On 6th August 2021, the Government passed The Taxation Laws (Amendment) Bill, 2021 burying the controversial Retrospective Taxation. This step has been hailed by many as a step in the right direction towards creating a conducive business environment. 

But as experts delve into the nitty-gritty of the possible impacts that this amendment can cause, let us take a moment to understand what retrospective taxation is and why has it been so controversial.

What is Retrospective Taxation?

Literally speaking, the word retrospection means looking back into the past. So, if we piece together “retrospective” and “tax” it would roughly translate into taxing an activity or transaction that has happened in the past and that is exactly what Retrospective tax is.

It can be a new charge altogether or an addition to the amount that has been charged. Now an obvious question that would come up is why would government tax a transaction that has happened way back in the past?


Well, it is mainly seen as a corrective measure. If the policies in the past and present are different to the extent that taxes collected under the previous policy is deemed grossly less than the present one, then retrospective tax comes into play in order to make up for that gap.

Why is it so controversial?

This provision was introduced in 2012 by the UPA government as an amendment to the Income Tax Act, 1961. This introduction was almost a reaction to the Government’s spat with Vodafone.

Vodafone had acquired Hutch for an $11 billion deal by acquiring the shares of an overseas subsidiary company in 2007. Now, the government stated that the telecom giant owed the ITD around  INR 22,100 crores including taxes and penalties.

Vodafone took the case to the Supreme Court and the Court ruled in favour of Vodafone.

The Government had a similar tussle with Cairn wherein the ITD demanded INR 24,000 crore from the company. Both the companies took the government to the International tribunal with regards to Retrospective Tax and the government lost in both cases.

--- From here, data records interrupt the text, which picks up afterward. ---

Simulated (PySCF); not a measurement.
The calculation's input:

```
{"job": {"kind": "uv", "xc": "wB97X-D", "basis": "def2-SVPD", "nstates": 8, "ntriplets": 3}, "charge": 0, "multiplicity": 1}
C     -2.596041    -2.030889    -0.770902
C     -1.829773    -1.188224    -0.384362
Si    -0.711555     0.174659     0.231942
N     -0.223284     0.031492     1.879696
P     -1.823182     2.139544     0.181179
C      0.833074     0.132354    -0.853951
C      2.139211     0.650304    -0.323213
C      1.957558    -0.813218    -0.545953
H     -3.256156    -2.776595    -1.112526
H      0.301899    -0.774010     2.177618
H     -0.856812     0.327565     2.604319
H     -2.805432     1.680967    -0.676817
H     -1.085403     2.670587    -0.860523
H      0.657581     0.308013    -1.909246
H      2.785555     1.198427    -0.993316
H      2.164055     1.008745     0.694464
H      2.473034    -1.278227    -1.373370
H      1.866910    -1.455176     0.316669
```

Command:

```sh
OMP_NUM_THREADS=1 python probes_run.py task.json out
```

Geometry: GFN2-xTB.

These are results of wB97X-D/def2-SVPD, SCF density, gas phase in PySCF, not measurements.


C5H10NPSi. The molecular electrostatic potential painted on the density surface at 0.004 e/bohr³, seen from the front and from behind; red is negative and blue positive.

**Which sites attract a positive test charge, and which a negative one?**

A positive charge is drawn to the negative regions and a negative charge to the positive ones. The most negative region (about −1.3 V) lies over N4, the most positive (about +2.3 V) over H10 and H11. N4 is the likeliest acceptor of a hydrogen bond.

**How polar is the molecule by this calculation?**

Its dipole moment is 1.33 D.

This tax had proven to be a roadblock when it came to the inflow of international investment in the country and hence there have been constant demands for doing away with this provision. 

What changed?

The Government has introduced an amendment in the 1961 Income Tax Act which calls for burying the provision of Retrospective Tax. It states that no tax demand can be raised in future as per this retrospective amendment for any indirect transfer of Indian assets if the transaction was undertaken before May 28, 2012.

The government has also stated that it stands committed to refund the money that it has collected from this levy.

This move has mostly been appreciated from all circles and is a reflection of the Government’s commitment towards building a conducive and favourable business environment in India. Over the last years, many initiatives have been taken to induce a sense of confidence among Global investors regarding doing business in  India. An increase in foreign investments in the last few years bears witness to the fact that these endeavours have been borne fruit.